How many words can be formed by taking 4 letters at a time from the letters of the word 'MORADABAD'?

Question

What I tried was: (9P4)/3!*2! This gave me a wrong answer (since the answer is 626).

I'm unable to make use of the hint provided in my book: "make cases".

Any help would be appreciated. :)

Answer 1

As the hint suggests, divide into cases, and count carefully.

Case 1: All $4$ letters distinct. There are $6$ different letters in our long word. We can arrange $4$ of them in a row in $(6)(5)(4)(3)$ ways. Alternately, e can choose the $4$ distinct letters in $\binom{6}{4}$ ways, and for each way arrange them in $4!$ ways, for a total of $\binom{6}{4}4!$.
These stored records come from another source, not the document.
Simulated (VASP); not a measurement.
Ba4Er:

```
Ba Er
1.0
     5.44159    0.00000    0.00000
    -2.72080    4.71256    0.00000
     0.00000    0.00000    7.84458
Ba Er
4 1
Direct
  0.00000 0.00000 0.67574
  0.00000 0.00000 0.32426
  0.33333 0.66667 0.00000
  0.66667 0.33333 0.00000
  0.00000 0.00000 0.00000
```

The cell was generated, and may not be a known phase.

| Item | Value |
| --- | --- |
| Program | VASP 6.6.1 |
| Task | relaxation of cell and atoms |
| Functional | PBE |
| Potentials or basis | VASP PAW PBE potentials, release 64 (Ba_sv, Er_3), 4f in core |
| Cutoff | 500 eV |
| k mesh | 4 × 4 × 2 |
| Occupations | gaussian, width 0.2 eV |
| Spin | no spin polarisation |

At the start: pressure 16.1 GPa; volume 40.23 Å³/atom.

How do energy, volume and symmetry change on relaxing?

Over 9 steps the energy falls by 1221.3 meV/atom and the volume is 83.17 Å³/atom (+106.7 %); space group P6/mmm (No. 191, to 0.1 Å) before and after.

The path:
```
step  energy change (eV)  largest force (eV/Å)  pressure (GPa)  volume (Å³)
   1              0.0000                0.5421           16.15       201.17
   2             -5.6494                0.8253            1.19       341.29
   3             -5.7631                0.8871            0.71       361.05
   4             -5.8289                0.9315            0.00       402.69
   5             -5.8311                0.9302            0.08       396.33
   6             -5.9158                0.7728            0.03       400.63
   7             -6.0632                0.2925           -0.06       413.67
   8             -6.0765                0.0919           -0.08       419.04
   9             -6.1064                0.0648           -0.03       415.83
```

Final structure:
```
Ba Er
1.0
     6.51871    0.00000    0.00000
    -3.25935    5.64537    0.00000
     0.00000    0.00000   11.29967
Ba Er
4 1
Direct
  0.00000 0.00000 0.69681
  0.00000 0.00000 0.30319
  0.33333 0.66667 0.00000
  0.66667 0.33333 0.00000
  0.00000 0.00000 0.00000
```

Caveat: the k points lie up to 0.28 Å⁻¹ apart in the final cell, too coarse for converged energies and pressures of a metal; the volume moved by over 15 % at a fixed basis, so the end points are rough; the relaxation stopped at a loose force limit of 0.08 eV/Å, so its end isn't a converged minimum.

Case 2: Two A's, the rest distinct. We can choose the places where the A's go in $\binom{4}{2}$ ways. For each such choice, there are $(5)(4)$ ways to fill the remaining slots with two distinct letters chosen from the remaining $5$.

Case 2': Two D's, the rest distinct. Same analysis, answer as Case 2.

Case 3: Two A's, two D's. The places where the A's go can be chosen in $\binom{4}{2}$ ways.

Case 4: Three A's. We can choose where the A's go in $\binom{4}{3}$ ways, and the remaining slot can be filled in $5$ ways.

Add up.